The result is a data.frame (specifically a tbl_df) with one row for each athlete at each split. This means that the values in the first 6 columns are repeated for each athlete for each split. The columns split_time, split_rank and split_time_back are specific to each split for each athlete.

The package includes a function to produce some simple plots. Note that choosing type = "time" or type = "percent" will likely lead to lots of overplotting of athlete's names. There is only so much space on a plot.

require(ggplot2)
p <- dst_split_plot(data = dst,type = "percent",nation_col = "SWE")
print(p)

require(ggplot2)
p <- dst_split_plot(data = dst,type = "rank",name_col = c("HOFFMAN Noah","HARVEY Alex"))
print(p)

Sprint

The sprint race plots focus on each round of heats. Parsing the sprint PDFs is a bit trickier, since the Java PDF parser we're relying on will silently omit blank table columns. This means that if no one in the final came from QF3, that column will be blank and the parser will simply drop it.

parse_spr_pdf tries to detect when this happens and prompts you to supply the index for where to insert a blank column. It should only be an issue for the final and semifinal sections of the PDF. However, this does mean that this function generally can only be run interactively and with some supervision.

spr_example1 <- parse_spr_pdf(file = spr_pth)

The result should look like this:

data(spr_example1)
spr_example1

...a data.frame with one row for each athlete for each heat. The heats are labeled with abbreviations like qf1 or sf2.

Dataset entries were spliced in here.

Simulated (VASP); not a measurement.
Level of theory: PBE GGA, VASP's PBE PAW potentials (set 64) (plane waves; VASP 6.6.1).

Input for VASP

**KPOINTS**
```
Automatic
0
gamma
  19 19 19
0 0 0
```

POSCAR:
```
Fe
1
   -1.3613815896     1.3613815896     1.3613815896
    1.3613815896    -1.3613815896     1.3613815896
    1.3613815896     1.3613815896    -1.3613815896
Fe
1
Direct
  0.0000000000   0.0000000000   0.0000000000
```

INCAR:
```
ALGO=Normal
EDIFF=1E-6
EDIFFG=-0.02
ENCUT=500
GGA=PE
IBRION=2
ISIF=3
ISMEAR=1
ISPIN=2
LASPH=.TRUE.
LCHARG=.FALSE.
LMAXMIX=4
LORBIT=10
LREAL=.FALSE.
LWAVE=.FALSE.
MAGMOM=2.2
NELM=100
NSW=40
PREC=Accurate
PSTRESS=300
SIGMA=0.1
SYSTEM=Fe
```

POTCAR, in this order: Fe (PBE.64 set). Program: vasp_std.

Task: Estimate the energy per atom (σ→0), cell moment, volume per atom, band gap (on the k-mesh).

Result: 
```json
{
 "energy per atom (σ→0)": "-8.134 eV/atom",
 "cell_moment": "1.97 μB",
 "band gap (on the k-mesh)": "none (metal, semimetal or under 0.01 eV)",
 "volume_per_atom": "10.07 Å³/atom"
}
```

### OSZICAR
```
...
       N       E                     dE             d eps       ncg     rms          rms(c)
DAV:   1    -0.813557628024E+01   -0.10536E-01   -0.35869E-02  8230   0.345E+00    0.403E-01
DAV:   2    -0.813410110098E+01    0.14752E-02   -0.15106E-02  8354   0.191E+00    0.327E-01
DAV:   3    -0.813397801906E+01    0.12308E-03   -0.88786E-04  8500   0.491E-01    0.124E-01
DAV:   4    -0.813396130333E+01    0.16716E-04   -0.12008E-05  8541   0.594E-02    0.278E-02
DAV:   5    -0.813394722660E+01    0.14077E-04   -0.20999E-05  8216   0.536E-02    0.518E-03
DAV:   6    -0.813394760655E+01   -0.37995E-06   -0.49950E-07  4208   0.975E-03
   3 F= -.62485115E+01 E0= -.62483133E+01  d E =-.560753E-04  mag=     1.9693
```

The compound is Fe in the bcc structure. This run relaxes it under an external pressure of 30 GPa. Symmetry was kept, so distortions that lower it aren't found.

The sprint plots are a little different and focus on the progression through each round of heats, grouped by Qualification, Quarterfinal, Seminfinal and Final. Times and ranks in each group are plotted across heats (i.e. all quarter final times are compared to each other) but they are annotated so you can tell the difference between QF1, QF2, etc.

require(ggplot2)
p <- spr_heat_plot(data = spr_example1,type = "centered",nation_col = "SWE")
print(p)

require(ggplot2)
p <- spr_heat_plot(data = spr_example1,
                   type = "rank",
                   name_col = c("FALK Hanna","HAGA Ragnhild"))
print(p)